0

I have a two part question

We have a PostgreSQL table with a jsonb column. The values in jsonb are valid jsons, but they are such that for some rows a node would come in as an array whereas for others it will come as an object.

for example, the json we receive could either be like this ( node4 I just an object )

"node1": {
    "node2": {
        "node3": {
            "node4": {
                "attr1": "7d181b05-9c9b-4759-9368-aa7a38b0dc69",
                "attr2": "S1",
                "UserID": "WebServices",
                "attr3": "S&P 500*",
                "attr4": "EI",
                "attr5": "0"
            }
        }
    }
}

Or like this ( node4 is an array )

"node1": {
    "node2": {
        "node3": {
            "node4": [
                {
                    "attr1": "7d181b05-9c9b-4759-9368-aa7a38b0dc69",
                    "attr2": "S1",
                    "UserID": "WebServices",
                    "attr3": "S&P 500*",
                    "attr4": "EI",
                    "attr5": "0"
                },
                {
                    "attr1": "7d181b05-9c9b-4759-9368-aa7a38b0dc69",
                    "attr2": "S1",
                    "UserID": "WebServices",
                    "attr3": "S&P 500*",
                    "attr4": "EI",
                    "attr5": "0"
                }
            ]
        }
    }
}

And I have to write a jsonpath query to extract, for example, attr1, for each PostgreSQL row containing this json. I would like to have just one jsonpath query that would always work irrespective of whether the node is object or array. So, I want to use a path like below, assuming, if it is an array, it will return the value for all indices in that array.

jsonb_path_query(payload, '$.node1.node2.node3.node4[*].attr1')#>> '{}' AS "ATTR1"

I would like to avoid checking whether the type in array or object and then run a separate query for each and do a union.

Is it possible?

A sub-question related to above - Since I needed the output as text without the quotes, and somewhere I saw to use #>> '{}' - so I tried that and it is working, but can someone explain, how that works?

The second part of the question is - the incoming json can have multiple sets of nested arrays and the json and the number of nodes is huge. So other part I would like to do is flatten the json into multiple rows. The examples I found were one has to identify each level and either use cross join or unnest. What I was hoping is there is a way to flatten a node that is an array, including all of the parent information, without knowing which, if any, if its parents are arrays or simple object. Is this possible as well?

Update

I tried to look at the documentation and tried to understand the #>> '{}' construct, and then I came to realise that '{}' is the right hand operand for the #>> operator which takes a path and in my case the path is the current attribute value hence {}. Looking at examples that had non-empty single attribute path helped me realise that.

Thank you

adbdkb
  • 1,897
  • 6
  • 37
  • 66
  • Do you want to return two rows in the second example, or an array of IDs in a single row? –  Oct 28 '22 at 17:24
  • Two rows. Will have other attributes in a similar condition, so total number of rows would be the product of all – adbdkb Oct 28 '22 at 17:29

2 Answers2

0

You can use a "recursive term" in the JSON path expression:

select t.some_column,
       p.attr1
from the_table t
  cross join jsonb_path_query(payload, 'strict $.**.attr1') as p(attr1)

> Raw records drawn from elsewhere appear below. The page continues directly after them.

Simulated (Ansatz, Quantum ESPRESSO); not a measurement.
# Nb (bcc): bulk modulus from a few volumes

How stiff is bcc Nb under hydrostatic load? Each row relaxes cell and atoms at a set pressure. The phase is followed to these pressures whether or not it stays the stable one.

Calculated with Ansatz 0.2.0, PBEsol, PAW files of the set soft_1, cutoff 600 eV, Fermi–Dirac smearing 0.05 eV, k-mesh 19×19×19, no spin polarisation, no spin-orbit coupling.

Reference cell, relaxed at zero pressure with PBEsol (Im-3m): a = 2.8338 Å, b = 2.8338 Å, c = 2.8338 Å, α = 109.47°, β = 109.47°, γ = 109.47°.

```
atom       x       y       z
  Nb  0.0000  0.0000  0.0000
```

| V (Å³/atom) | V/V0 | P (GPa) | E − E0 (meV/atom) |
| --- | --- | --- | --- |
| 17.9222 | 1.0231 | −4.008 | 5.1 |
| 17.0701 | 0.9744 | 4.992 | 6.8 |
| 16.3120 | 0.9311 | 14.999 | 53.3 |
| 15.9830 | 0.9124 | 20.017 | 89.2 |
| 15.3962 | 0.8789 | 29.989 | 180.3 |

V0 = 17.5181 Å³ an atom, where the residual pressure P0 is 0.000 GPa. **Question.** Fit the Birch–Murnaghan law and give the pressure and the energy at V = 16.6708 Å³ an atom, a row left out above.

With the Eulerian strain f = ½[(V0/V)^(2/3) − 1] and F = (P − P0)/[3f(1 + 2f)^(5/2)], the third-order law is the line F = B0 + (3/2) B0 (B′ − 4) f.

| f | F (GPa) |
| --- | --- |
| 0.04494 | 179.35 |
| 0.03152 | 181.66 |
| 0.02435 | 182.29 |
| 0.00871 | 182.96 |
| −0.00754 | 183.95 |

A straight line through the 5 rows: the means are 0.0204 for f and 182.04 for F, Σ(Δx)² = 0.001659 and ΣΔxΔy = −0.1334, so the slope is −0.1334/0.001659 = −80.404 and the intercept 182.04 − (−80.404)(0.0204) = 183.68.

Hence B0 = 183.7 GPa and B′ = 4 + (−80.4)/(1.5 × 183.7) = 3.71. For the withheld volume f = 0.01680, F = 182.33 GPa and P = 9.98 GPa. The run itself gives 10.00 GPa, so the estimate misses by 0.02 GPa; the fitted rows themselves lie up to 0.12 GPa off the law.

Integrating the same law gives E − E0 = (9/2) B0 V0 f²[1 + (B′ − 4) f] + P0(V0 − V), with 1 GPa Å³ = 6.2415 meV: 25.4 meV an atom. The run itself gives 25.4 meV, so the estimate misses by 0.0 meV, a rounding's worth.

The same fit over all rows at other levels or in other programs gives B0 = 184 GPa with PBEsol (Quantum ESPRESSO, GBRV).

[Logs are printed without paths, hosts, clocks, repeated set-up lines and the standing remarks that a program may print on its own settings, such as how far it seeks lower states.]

Note that the strict modifier is required, otherwise, each value will be returned multiple times.

This will return one row for each key attr1 found in any level of the JSON structure.

For the given sample data, this would return:

attr1                                 
--------------------------------------
"7d181b05-9c9b-4759-9368-aa7a38b0dc69"
"7d181b05-9c9b-4759-9368-aa7a38b0dc69"
"7d181b05-9c9b-4759-9368-aa7a38b0dc69"
  • Thanks. So, I presume this will work, even if any node in the path is a nested array, right? Also, can you help me with the second part of the question? The reason for me to try to do that way also is the attribute names like 'ID' attributes can be under multiple paths and in that case the `$.**.ID` path may not work, right? – adbdkb Oct 28 '22 at 18:42
  • a_horse_with_no_name - Can you help with how to handle the scenario when multiple nodes can have the same attribute name like ID – adbdkb Oct 28 '22 at 23:58
0

"I would like to avoid checking whether the type in array or object and then run a separate query for each and do a union. Is it possible?"

Yes it is and your jsonpath query works fine in both cases either when node4 is a jsonb object or when it is a jsonb array because the jsonpath wildcard array accessor [*] also works with a jsonb object in the lax mode which is the default behavior (but not in the strict mode see the manual). See the test results in dbfiddle.

"I saw to use #>> '{}' - so I tried that and it is working, but can someone explain, how that works?"

The output of the jsonb_path_query function is of type jsonb, and when the result is a jsonb string, then it is automatically displayed with double quotes " in the query results. The operator #>> converts the output into the text type which is displayed without " in the query results and the associated text array '{}' just point at the root of the passed jsonb data.

" the incoming json can have multiple sets of nested arrays and the json and the number of nodes is huge. So other part I would like to do is flatten the json into multiple rows"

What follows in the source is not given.